How comparatively easy would it be for the readers of the "NOTES AND QUERIES," in each county, to transmit to its pages a short note of any privately engraved portrait, or privately printed volume, of which they may be possessed, or of which they have a perfect knowledge. Collectors could in most instances, if they felt inclined to open their stores, give the required information in a complete list, and no doubt would do so; but still a great assistance to those engaged in the toils of biographical or other study could be afforded by the transmission to these pages of the casual "Note," which happens to have been taken at a moment when the book or portrait passed under the inspection of a recorder who did not amass graphic or literary treasures.

As respects some counties, much less has been done by the printing press to furnish this desideratum; at least that of privately engraved portraits. In Warwickshire, a list of all the portraits (with a few omissions) has within a few years been brought before the public in a volume. In Norfolk, the Illustrations of Norfolk Topography, a volume containing an enumeration of many thousand drawings and engravings, collected by Dawson Turner, Esq., of Great Yarmouth, to illustrate Blomefield's History of the county, is also a repertory of this kind of instruction, as far as portraits are concerned. Privately printed books are entirely unrecorded in this and most other localities. Without the publication now mentioned, persons having no personal knowledge of Mr. Turner's ample stores would be not only unacquainted with that gentleman's wonderful Norfolk collection, but also ignorant that through his liberality, and the elegant genius and labours of several members of his family, the portfolios of many of his friends have been enriched by the addition of portraits of many persons of great virtues, attainments, and learning, with whom he had become acquainted. In Suffolk, the veteran collectors, Mr. Elisha Davy, of Ufford, and Mr. William Fitch, of Ipswich, have compiled lists of portraits belonging to that county. These are, however, in manuscript, and therefore comparatively useless; though, to the honour of both these gentlemen let it be said, that no one ever asks in vain for assistance from their collections.

I trust it can only be necessary to call attention to this source of knowledge, to be supported in a view of the necessity of a record open to all. I have taken the liberty to name the "NOTES AND QUERIES" as the storehouse for gathering these scattered memorabilia together, knowing no means of permanence superior, or more convenient, to literary persons, although I am not without fears indeed, perhaps convictions, that your present space would be too much burthened thereby.

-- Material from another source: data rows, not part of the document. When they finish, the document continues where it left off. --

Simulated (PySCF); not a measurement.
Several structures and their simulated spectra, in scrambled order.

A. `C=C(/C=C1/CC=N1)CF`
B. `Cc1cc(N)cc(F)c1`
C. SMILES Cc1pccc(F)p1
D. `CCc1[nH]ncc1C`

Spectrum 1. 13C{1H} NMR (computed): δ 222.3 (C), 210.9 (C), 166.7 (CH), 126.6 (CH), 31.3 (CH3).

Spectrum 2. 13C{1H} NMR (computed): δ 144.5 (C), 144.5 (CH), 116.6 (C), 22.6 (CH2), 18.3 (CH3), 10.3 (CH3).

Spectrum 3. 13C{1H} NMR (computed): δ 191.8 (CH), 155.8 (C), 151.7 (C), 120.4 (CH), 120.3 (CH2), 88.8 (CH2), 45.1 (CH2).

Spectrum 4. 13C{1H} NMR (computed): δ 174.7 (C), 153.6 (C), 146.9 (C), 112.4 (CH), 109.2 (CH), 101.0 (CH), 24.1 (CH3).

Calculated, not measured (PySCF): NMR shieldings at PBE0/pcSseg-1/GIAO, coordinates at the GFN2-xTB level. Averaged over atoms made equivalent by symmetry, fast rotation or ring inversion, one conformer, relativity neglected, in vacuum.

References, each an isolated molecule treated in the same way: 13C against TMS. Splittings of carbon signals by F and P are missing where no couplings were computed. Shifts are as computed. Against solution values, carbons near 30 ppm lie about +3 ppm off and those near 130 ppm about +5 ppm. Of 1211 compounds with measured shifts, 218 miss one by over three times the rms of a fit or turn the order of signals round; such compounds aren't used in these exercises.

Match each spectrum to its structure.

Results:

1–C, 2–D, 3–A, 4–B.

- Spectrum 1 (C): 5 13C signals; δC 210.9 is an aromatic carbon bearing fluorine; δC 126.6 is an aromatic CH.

As the volume of "NOTES AND QUERIES" just completed has comprised a large amount of intelligence respecting the preservation of epitaphs, the present would, perhaps, be appropriately opened by a new subject of, I am inclined to think, nearly equal value.

JOHN WODDERSPOON.

Norwich.

SARDONIC SMILES.

A few words on the Γέλως σαρδάνιος, or Sardonius Risus, so celebrated in antiquity, may not be amiss, especially as the expression "a Sardonic smile" is a common one in our language.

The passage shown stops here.